The New Kid on the Block
It’s hard to argue with success. Ten years ago, with impetus provided by Ned Goodman’s investment bank, Dundee Bancorp, Kinross Gold Corp. was formed by pushing together the assets of three smaller companies–Plexus Resources Corp., CMP Corp. and a private company. Dundee Bancorp had a 25.3% interest, and Placer Dome Inc. held 17.2%.
The new company had a bit of property in the western United States and Cdn$14 million in cash. Its executives were drawn from the merged companies including Bob Buchans, a mining engineer and former analyst who has been CEO of Kinross since the start.
The company had something else: a strong will to grow. It would quickly gain a reputation for shrewd shopping, fast decisions and tight fiscal management–in short, for being “entrepreneurial”.
Base metal miners were divesting their non-core assets at the time, which meant that some better precious metal properties were available. Kinross did not hesitate. Within three weeks, the first purchase was announced: two gold-silver mines in the western United States. Later the same year Kinross bought the controlling interest in Falconbridge Gold from Falconbridge Ltd. In all, the company spent Cdn$70 million on new assets before the year was out.
As the time chart shows (page 12), Kinross has continued to acquire ever-more-choice properties including the assets of Amax Gold in 1998 and the Timmins assets of Royal Oak Mines in 1999.
In 2002 Kinross concluded an innovative agreement with Placer Dome. The two companies combined all their Timmins-area producing mines, mills and exploration properties into the Porcupine joint venture (51% Placer Dome, which is the operator; 49% Kinross). This agreement places most of the potential of the prolific Timmins-Porcupine gold belt into the hands of a single exploration team.
Then came the biggest acquisition to date, when on June 10, 2002, Kinross entered into a deal to take over Echo Bay Mines Ltd. and TVX Gold Inc. for 177.8 million common shares with an aggregate fair value of US$1.3 billion. At the same time Kinross purchased Newmont’s 50% interest in the TVX Newmont Americas joint venture for US$180 million. The deals were concluded on Jan. 31 of this year. Major shareholders of the merged company are Newmont Mining Corp. of Canada (13.7%) and Fidelity Management & Research Co. (11.7%). See the chart on page 16 for the mines held by the new Kinross.

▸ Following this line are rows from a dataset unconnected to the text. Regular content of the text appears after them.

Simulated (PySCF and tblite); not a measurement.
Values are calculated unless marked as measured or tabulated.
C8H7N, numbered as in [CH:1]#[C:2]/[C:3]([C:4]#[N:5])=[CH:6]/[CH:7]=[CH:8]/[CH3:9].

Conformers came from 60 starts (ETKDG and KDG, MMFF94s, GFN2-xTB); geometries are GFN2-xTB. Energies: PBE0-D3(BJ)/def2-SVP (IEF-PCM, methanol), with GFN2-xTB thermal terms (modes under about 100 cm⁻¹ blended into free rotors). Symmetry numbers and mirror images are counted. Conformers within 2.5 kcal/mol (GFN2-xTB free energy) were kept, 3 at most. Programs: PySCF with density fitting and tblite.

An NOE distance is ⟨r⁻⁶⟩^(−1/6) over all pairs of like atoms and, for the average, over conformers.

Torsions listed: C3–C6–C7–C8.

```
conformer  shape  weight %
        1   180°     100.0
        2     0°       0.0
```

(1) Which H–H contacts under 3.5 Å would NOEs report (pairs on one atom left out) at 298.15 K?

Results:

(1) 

Through this deal, Kinross has almost doubled its gold production to an estimated 1,700,000 oz in 2003, at a higher total cash cost of US$215-220/oz. Thus has the company vaulted into the land of the majors, becoming the third largest gold miner in Canada (behind Barrick Gold Corp. and Placer Dome Inc.) and seventh largest in the world. The timing was superb, with the London spot market gold price climbing to an average of US$352/oz in the first quarter of 2003 compared with US$310/oz in 2002.
An excellent way to conclude Kinross’ first decade.